May 28, 1997|From Bloomberg News

WASHINGTON — PG&E Corp. has agreed to pay $14 million to settle federal and state charges that it gave regulators misleading data on the amount of sea life killed at its Diablo Canyon Nuclear Power Plant.

The agreement, announced Tuesday by the Justice Department, resolves allegations over whether the cooling system at the power plant near San Luis Obispo drew in more sea life than reported by the company.

The settlement, filed in federal court in San Francisco, does not contain any admission of wrongdoing.
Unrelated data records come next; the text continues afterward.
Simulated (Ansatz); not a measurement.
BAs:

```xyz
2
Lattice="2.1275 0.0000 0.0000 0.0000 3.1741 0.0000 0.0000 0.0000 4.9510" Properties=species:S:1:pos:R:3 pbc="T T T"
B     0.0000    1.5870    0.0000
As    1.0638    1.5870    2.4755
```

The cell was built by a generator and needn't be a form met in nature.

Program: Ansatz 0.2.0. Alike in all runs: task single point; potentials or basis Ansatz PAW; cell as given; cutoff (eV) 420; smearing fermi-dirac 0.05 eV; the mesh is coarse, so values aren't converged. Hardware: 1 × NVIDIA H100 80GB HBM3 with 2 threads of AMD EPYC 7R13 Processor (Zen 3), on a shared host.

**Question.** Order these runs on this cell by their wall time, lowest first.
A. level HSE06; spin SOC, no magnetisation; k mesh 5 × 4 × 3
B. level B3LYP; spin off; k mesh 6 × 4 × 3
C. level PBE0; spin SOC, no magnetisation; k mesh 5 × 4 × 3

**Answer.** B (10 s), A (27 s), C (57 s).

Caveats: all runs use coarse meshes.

According to the department, PG&E misled regulators by indicating it could use the outflow from its cooling system to accurately measure the amount of small fish and other organisms taken into the system. The complaints charge that PG&E withheld test results showing a 90% reduction in sea life as water passes through the system.

Diablo Canyon spokesman Jeff Lewis said PG&E didn't report the data because executives believed the tests were flawed. He said other studies showed almost no loss of sea life in the cooling system.

"We wish now we had turned it in and explained why it was invalid," Lewis said.

Lewis said that as part of the settlement, the company will launch a new round of tests to ensure that the plant is environmentally sound.

According to the Justice Department, the company's Pacific Gas & Electric Co. subsidiary discovered in 1991 that it hadn't reported the information, as required under state and federal law. The company eventually provided the data to regulators in 1994.

State and federal officials also charged that the company submitted a series of inaccurate reports to regulators.

More than $6 million of the settlement payment will be used to fund two California environmental projects, the Justice Department said.

"This settlement guarantees that resources will be spent on protecting and improving the environment, rather than on protracted litigation," said Steven Herman, assistant administrator for enforcement at the U.S. Environmental Protection Agency.

Shares of San Francisco-based PG&E fell 25 cents to close at $22.125.